Menachot 21

Covenant of salt.

talmudgreen_lighter
Advertisement
Getting your Trinity Audio player ready...

Leviticus 2:13 requires that, “You shall season every offering of meal with salt.” More than just a flavor enhancer, the salt is also symbolic of the priests’ relationship with God, as the verse continues: “You shall not omit from your meal offering the salt of your covenant with God; with all your offerings you must offer salt.” Indeed, in describing the portions of sacrifices given to the priests, the Book of Numbers reiterates this idea: “All the sacred gifts that the Israelites set aside for God I give to you, to your sons, and to the daughters that are with you, as a due for all time. It shall be an everlasting covenant of salt before God for you and for your offspring as well.” (18:19)

Why salt? The 12th-century French Tosafist Rabbi Joseph ben Isaac, known as the Bekhor Shor, points out that salt preserves food. He suggests God commands the priests to season sacrifices with it in order to demonstrate their understanding that sacrifices are an everlasting covenant between God and the Jewish people, which similarly sustains the world and facilitates atonement. The Bekhor Shor sees the actions of sacrifices, and all their accompaniments, as opportunities for the priests to demonstrate their understanding of the eternality of our relationship with God, and their willingness to do what God commands of us. 

The Bekhor Shor’s explanation is particularly striking given that he wrote his biblical commentary over a thousand years after the destruction of the Temple and the end of sacrifices. But it still makes sense when we consider that the work of learning about those sacrifices serves as our holding up our end of an eternal bargain with God. 

The Talmud’s question today is superficially about what kind of salt can be used to season the mincha. But it is also rooted in this understanding of salt as both symbolic and crucial to the sacrifice. Returning to Leviticus 2:13, the Gemara states:

“And you shall not omit (tashbit) salt from your meal offering,”  one should bring salt that never rests (shovetet). And what is this? This is the salt of Sodom.

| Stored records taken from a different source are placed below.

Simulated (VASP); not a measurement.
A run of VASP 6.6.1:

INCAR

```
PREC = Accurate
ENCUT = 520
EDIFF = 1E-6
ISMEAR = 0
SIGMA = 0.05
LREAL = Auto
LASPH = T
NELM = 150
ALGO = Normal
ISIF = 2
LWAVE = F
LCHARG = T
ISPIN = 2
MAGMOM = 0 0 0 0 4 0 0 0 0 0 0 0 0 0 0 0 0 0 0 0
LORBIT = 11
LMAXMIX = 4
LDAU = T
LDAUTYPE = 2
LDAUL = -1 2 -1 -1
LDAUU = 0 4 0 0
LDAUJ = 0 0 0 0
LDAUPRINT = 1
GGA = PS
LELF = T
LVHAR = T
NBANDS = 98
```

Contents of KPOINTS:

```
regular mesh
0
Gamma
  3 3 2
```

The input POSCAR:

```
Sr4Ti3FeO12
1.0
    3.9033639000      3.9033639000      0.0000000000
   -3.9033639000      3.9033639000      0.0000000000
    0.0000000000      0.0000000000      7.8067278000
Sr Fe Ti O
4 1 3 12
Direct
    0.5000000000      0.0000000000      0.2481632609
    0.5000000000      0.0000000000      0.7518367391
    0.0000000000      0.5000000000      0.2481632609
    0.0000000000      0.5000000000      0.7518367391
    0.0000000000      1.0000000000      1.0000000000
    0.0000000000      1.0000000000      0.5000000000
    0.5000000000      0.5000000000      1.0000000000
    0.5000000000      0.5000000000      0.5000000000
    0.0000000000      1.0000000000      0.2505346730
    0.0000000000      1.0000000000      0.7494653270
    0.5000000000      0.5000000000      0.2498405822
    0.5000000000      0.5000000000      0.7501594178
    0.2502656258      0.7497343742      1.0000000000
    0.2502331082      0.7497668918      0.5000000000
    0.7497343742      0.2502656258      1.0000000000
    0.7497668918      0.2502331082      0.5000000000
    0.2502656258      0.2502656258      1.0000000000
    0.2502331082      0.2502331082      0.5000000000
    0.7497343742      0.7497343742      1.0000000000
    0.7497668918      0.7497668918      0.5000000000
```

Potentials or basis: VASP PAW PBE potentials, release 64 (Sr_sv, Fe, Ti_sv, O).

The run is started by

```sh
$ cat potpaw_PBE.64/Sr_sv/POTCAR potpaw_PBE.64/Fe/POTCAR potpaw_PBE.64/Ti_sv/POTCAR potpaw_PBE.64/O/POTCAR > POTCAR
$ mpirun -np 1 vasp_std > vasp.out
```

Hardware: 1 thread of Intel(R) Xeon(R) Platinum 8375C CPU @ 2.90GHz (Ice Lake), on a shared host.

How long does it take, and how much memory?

Through a clever play on biblical Hebrew words, tashbit and shovevet, which come from the same verbal root (the one that also gives us the word Shabbat), the rabbis conclude that the mincha offerings should be accompanied by Sodomite salt, the large salt crystals found near the Dead Sea. But while sea salt is ideal, the Talmud offers a backup: 

And from where is it derived that if one did not find salt of Sodom that he should bring salt of the desert? The verse states immediately afterward: “With all your offerings you shall sacrifice salt” (Leviticus 2:13) you should sacrifice any type of salt; you should sacrifice salt from any place; you should sacrifice salt even on Shabbat; and you should sacrifice salt even in a state of ritual impurity.

Salt of Sodom is a rabbinic term for the salt found near the Dead Sea, and while it’s on one level simply a term for sea salt, it’s also a reference to the destruction of the biblical cities of Sodom and Gomorrah. This salt is thereby associated with the total destruction of a place known for its cruelty and evil. 

To put the Torah, the Talmud, and the Bekhor Shor in conversation with each other, then, we see that the covenant of salt is rooted in a biblical past between God and the priests that extends eternally into our Jewish future. It also represents a belief that evil and injustice have no place in our world, and must be rooted out, in order for us to build a better future for ourselves and our children.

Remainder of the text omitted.